Motor Chart - Vol vs Surface Area

Motor Chart - Vol vs Surface Area

This is a chart of stator volume vs surface area. The stator volume calculation does not take the bearing space into account. Some motors of the same size have larger bearings than others and this could lead to reduced thermal dissipation or otherwise varied performance. Usually larger bearings are preferred but often make no difference (specifically in the case of 5" prop motors and 9 vs 10mm bearings, even durability)

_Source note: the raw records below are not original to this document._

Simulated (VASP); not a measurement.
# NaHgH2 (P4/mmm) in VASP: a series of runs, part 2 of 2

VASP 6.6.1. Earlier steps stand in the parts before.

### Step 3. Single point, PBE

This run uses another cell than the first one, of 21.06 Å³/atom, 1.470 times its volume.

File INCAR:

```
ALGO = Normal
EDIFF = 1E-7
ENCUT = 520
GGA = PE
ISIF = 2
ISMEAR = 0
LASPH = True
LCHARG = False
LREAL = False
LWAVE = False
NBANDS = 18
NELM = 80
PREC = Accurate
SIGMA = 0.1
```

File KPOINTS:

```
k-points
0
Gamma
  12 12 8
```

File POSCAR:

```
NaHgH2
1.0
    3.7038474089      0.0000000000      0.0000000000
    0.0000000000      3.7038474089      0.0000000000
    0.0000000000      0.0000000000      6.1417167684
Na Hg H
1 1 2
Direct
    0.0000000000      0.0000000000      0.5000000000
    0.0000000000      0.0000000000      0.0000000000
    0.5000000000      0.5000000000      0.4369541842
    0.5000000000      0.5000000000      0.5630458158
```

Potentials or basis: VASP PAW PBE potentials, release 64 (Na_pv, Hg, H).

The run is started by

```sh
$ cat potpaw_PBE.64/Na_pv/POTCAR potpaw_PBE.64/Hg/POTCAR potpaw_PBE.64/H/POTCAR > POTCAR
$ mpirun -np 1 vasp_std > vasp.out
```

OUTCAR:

This chart is best used to compare motor sizes to one another and does not represent any information about any specific motor(s). Generally motors with a greater surface area to volume ratio tend to have improved heat dissipation properties whereas those with a lower ratio tend to have taller magnets, more power and less heat management potential. Kv and expected power output throws a wrench into this as do super wide motors like gimbal motors. Fixed wing/constant on motors are NOT represented here.

General things presented in this chart:

I have personally labeled the prop size zones along with green size transition zones. By doing this, you can almost make out a 'golden proportion' of sorts but nothing has been confirmed. Just a notion and interesting to point out.

The blue line is arbitrarily extrapolated over a series of motor sizes that are characterized by having some degree of improved low RPM flight feel. The true relationship is unlikely to be linear and this line is mostly accurate within the 5" prop range. Motors on or above this line have improved heat dissipation abilities.

The orange line represents motors that have more power, more response, more high throttle control and also have a higher chance of overheating. These motors tend to have taller magnets.

HEAT KILLS MAGNETS AND IS BAD. Motor heat can substantially change the way your craft flies. You may tune it for a cool or med temp motor but when it gets hot, it'll fly much worse.

Larger motors with physical advantages such as larger stator and magnets tend to have better flight feel than small motors with high Kv values even if the two motors produce the same overall power. The smaller motor will usually have better average efficiency.

IMO the magnets are the single most important aspect of motors today. The issue is that we only have so much space to work with. Taller stators allow for taller magnets which is a plus but then driving that stator to the sky high RPM's under load that we do causes them to overheat. Similarly, magnet thicknesses start to have diminishing returns and increase weight a lot past ~1.6mm thick.


I've personally tested just about every motor on this chart. I've even tested 2x motors vs 1 big motor keeping the prop size the same such that the two smaller motors have the same overall weight but improvements in other metrics. The complexity wasn't worth the benefits which there were little to none. Please draw your own conclusions.